He accuses his younger brother of splashing money and big festivals on his few local friends instead of close kin regardless of the problems that could be at their home. “Over the last few years, he has been alleging that there is too much insecurity around and will not sleep in our home in Thika,” says Ndurya.
“When he visits, he now stays in five star hotels in Nairobi or rents a Sh100,000 a month apartment in some posh city estate till his time is up.”
But at least Ndurya and other family members are spared the agony of going to Nairobi to see him. “At least he hires the latest 4WD model, packs it full of bottled water for his use and ventures into shags before returning back to Nairobi in the evening,” says Ndurya.

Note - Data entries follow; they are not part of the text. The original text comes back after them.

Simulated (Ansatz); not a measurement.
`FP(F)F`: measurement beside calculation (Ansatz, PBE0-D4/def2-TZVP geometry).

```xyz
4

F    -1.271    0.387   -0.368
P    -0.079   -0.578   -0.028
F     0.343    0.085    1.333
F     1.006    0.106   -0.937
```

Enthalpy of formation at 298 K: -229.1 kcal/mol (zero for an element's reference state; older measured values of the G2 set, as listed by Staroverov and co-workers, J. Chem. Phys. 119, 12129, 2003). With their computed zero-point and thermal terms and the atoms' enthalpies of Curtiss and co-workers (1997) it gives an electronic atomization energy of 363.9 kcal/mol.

Tamara, a Nairobi based secretary, thinks that some Diaspora returnees have a comical sense of dressing. “They often wear oversize clothes, T-shirts or gowns with shocking colour combinations. This is especially the case with the women,” she says.
Tamara has noted that the men often pierce their ears and walk in a funny style.
She knows of a guy from Nairobi who went abroad for only two years but came back having forgotten Kiswahili and his vernacular. “This man could not even use matatus anymore on account of their road safety record and would hire taxis to all his destinations,” says Tamara. But on the other hand, Tamara observes, many Diaspora men know how to treat women nicely. “They usually open the car doors for women, do the cooking and such things which our men never do,” she says.
But Susan Wangui, a university student, considers many Diaspora returnees obnoxious. “My cousin lives in Europe where she is married to a mzungu”, she says. On their first trip here as a couple, all of Wangui’s people were excited and prepared for their homecoming for months. “The big day came and the couple drove into our ancestral home. As the church women ululated and sang songs, my cousin and her mzungu came out of their hired car and the first thing they did was to embrace and kiss each other in front of all the villagers and invited guests,” says Wangui. Embarrassed, everybody pretended not to notice this.
Wangui says that the mzungu man’s attire, or lack of it, could not possibly be wished away and the congregation soon started discussing him. “He was in a T-shirt and a pair of khaki shorts and his robust body hair showed all over,” says Wangui.
During the homecoming ceremony, the mzungu would hug and kiss his bride so often the people could no longer hide their shock and embarrassment. “It was a fiasco and I blame my cousin squarely for not controlling that man,” says Wangui.
Harris Weru, an Eldoret based social worker, says that there is a strong relationship between the education level of Diaspora returnees and their behaviour when back home. “Of course when an average area boy or girl gets a visa to live and work abroad, this is big news. He or she will behave like a small god upon coming back,” says Weru.
“Such people are often in the mould of the local youths who make a windfall in some seasonal job in our urban centres and go home in flashy cars and other bling objects and to heroes’ welcome,” says Weru.
He adds that as a nation, we are slowly redefining a successful family to include one in which a son or a daughter has made it to a foreign capital.
“Reeling off the names of close kin who live abroad is the hottest status symbol and, consequently, we are putting up with many of these returnees’ nonsense,” says Weru.
Yet he has seen people with awesome academic credentials who have lived abroad for years coming back quietly. “They are often a study in humility,” says Weru.